Just like the famous dessert these are named for, Boston Cream Pie Cupcakes are comprised of yellow cake, pastry cream filling and dark chocolate glaze.
There are a few theories about how Boston cream pies got their name. It is known that the Parker House Hotel in Boston was serving them as early as 1856. Also during that time, homemakers usually had pie tins around, but not necessarily cake tins, so they might have first been baked in pie tins yielding a pie-like shape. The Boston Cream Pie is also the State Dessert of Massachusetts as of 1996 – beating out Toll House Chocolate Chip Cookies!
Adapted from A Baker’s Field Guide to Cupcakes by Dédé Wilson (Harvard Common Press).
Image: Dédé Wilson
- Place milk in a medium-sized, non-reactive pot. Split vanilla bean down center and scrape all of the tiny seeds from the inside of the bean into the milk (a teaspoon or butter knife is great for this). Add the vanilla bean to the milk as well. Bring to a boil over medium heat; remove from heat, but keep warm. Let bean steep for 15 minutes.

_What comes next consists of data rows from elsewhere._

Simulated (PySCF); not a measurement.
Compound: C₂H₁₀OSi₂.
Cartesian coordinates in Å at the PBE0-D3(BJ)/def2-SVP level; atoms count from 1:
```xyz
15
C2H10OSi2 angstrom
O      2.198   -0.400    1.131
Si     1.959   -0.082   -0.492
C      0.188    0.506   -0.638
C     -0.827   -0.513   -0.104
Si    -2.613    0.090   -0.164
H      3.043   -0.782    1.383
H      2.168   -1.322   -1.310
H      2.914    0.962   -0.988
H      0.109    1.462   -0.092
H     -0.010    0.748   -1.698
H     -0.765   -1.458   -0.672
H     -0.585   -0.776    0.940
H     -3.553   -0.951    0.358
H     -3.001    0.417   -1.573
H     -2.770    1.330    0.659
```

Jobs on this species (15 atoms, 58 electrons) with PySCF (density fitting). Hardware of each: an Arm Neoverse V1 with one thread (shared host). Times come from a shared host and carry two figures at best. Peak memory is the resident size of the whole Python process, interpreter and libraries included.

- Meanwhile, whisk together the yolks and sugar until creamy. Whisk in salt and flour until smooth.
- Remove the vanilla bean from the milk. Reheat milk until it just comes to a simmer. Pour about ¼ of the warm milk over the egg yolk mixture, whisking gently. Add remaining milk and whisk to combine. Immediately pour mixture back into the pot and cook over a low-medium heat. Whisk continuously until thickened, about 8 minutes, but do not let it boil. The pastry should be thick enough to mound when dropped from a spoon.
- Allow pastry cream to cool; stir frequently to release heat. When almost at room temperature, scrape into airtight container and refrigerate at least 4 hours or until thoroughly chilled. Pastry cream may be made up to 3 days ahead.
- Bake Yellow Cupcakes according to directions. Cool. Place pastry cream in pastry bag fitted with tip. Insert tip right down in the center of each cupcake. Squeeze to fill with pastry cream. As soon as the top of the cupcake begins to expand and crack, ease up on pressure – the cupcake has taken on as much filling as it can. (You are aiming for about 1 tablespoon filling per cupcake.) If any pastry cream is oozing out of the top, simply wipe away before glazing.
- Have Ganache in a fluid state but not hot and too runny. It should flow. Use a small offset spatula or a teaspoon to apply about 1 tablespoon of ganache to the top of each cupcake; cover the top smoothly with ganache. Cupcakes are now ready to serve. Cupcakes may be baked two days ahead; glazed cupcakes are best served the same day. Store in airtight container.